Try as the company may, it cannot hide from the glare of the spotlight which shines on its every move.  Most recently, fresh concerns being raised by Dr. Keith Mitchell, Chairman of the Board of Directors of the Caribbean Development Bank (CDB), regarding the airline’s operations.  We say “fresh” but other than timing, there is really nothing too fresh about Dr. Mitchell’s concerns and observations, and that really gets to the heart of the problem that is LIAT.  We continue to do what we have proven does not work, or at least, does not work best. 
Dr. Mitchell, who was speaking during the opening ceremony of the 48th Annual Caribbean Development Bank meeting, said, again, that governments should address the high cost of travel in the region.  Revealing his own frustration, the Grenadian prime minister stated that he has “long advocated for the immediate need” to address the issue and added, “I echo my call made at various heads of government conferences that heads should collectively agree to reduce airline ticket taxes and some other fees which are attached to intra-regional air travel.”

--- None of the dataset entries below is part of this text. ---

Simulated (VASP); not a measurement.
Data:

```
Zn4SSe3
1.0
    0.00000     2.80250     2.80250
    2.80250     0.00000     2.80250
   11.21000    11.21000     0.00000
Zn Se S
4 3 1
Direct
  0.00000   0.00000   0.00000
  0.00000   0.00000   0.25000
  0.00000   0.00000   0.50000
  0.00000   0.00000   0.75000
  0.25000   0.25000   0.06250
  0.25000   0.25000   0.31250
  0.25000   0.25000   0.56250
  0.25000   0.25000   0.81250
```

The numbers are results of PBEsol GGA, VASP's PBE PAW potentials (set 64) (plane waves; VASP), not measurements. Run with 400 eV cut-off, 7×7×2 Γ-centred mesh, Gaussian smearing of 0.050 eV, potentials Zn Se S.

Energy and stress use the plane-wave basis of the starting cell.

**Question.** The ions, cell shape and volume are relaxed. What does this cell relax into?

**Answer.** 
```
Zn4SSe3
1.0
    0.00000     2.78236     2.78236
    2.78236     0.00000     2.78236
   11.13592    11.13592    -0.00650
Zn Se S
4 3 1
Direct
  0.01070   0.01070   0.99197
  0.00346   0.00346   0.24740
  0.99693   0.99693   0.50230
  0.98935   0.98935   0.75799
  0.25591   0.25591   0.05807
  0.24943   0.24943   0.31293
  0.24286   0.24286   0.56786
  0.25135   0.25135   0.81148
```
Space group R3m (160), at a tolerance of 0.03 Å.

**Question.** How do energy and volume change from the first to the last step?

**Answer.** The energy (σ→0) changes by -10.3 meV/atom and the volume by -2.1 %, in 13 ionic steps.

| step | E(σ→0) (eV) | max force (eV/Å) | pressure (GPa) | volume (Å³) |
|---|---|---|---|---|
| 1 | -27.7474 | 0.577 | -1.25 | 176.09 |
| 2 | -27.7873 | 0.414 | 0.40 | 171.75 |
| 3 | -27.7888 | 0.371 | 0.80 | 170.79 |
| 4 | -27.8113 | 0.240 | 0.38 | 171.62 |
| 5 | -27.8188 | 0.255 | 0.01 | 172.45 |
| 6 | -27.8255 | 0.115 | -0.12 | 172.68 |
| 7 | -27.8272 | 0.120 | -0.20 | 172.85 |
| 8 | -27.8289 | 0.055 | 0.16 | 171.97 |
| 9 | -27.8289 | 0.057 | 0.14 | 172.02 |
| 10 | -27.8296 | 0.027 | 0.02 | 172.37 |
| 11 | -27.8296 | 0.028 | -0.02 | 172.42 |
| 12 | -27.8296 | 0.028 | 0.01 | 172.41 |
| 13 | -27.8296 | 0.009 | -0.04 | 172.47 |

We have talked about LIAT extensively over the years, and other than the high-level political wrangling, not much has changed.  The employees continue to have grievances and ever so often, the situation reaches a boil where action is taken and customers are inconvenienced. Chief executive officers come and go while the airline continues to be cash-strapped and the public’s perception of the airline does not improve.   There has been a shift in shareholder percentages and planes have been replaced and relocated from Antigua to Barbados.  Much window-dressing, but nothing of substance for the public to hold on to!
Before we continue, it is worth pointing out that reliable and affordable regional travel is a must if we are to achieve the integration that we all talk about.  Without basic regional travel options there will be no unity and no integration.  From our vantage point, there isn’t a long line of investors wanting to plunk down money to establish a competitor, so LIAT is the only viable option, at least for now.   We realise that we are liberally using the word “viable” but it is an apt description. 
We are not airline experts by any means, but what we do know is that there are many out there. What has always stood out from all the noise is that we have never been able to secure the (right) expertise to take the company towards sustainability, or better yet, profitability.   Is it that our situation in the Caribbean is so unique that profitability is a pie in the sky dream?   That is a genuine question, by the way. 
Now, we have heard the argument that LIAT cannot afford to pay for “the best,” but can we afford not to?  If you look at this from a pure dollars and cents perspective, and you are willing to accept that LIAT can be “saved” with more experienced personnel at the top, then the decision should be a no-brainer.  Last we heard, LIAT was losing money; lots of money!  According to Prime Minister Ralph Gonsalves of St. Vincent and the Grenadines, who is also chair of LIAT’s shareholder governments, LIAT was expected to post a loss of EC$35.6 million last year, due in part to the extreme weather.   Let’s say, for the sake of this argument, that in a regular year, LIAT is losing US$2 million.  If they were to spend US$1 million on top talent, would the resulting efforts of that talent erase the losses and get the company to self-sustainability?  If you believe that is the case, then, as we have said, the decision is a no-brainer.  The net would be US$1 million in this extremely simplistic ‘analysis.’
We have asked this question before, but we will ask it again:  what is next for LIAT?  In late 2012, we heard that things would be improving.  LIAT was projecting a loss for that year, but the airline was forecasting a profit of $2.5 million in 2013 and $14.7 million by 2017.  That was the news from then CEO, Ian Brunton, and Chairman, Jean Holder, as they unveiled a new business plan to reverse the carrier’s fortunes.  The plan was comprehensive and included revamping and downsizing its management structure and upgrading the fleet to 50-seat and larger turboprop aircraft.  What happened to the profitability plan?  What worked and what did not?  Most importantly, are we going to continue doing the same old thing for the same old results? Insanity, anyone? Let’s hope not!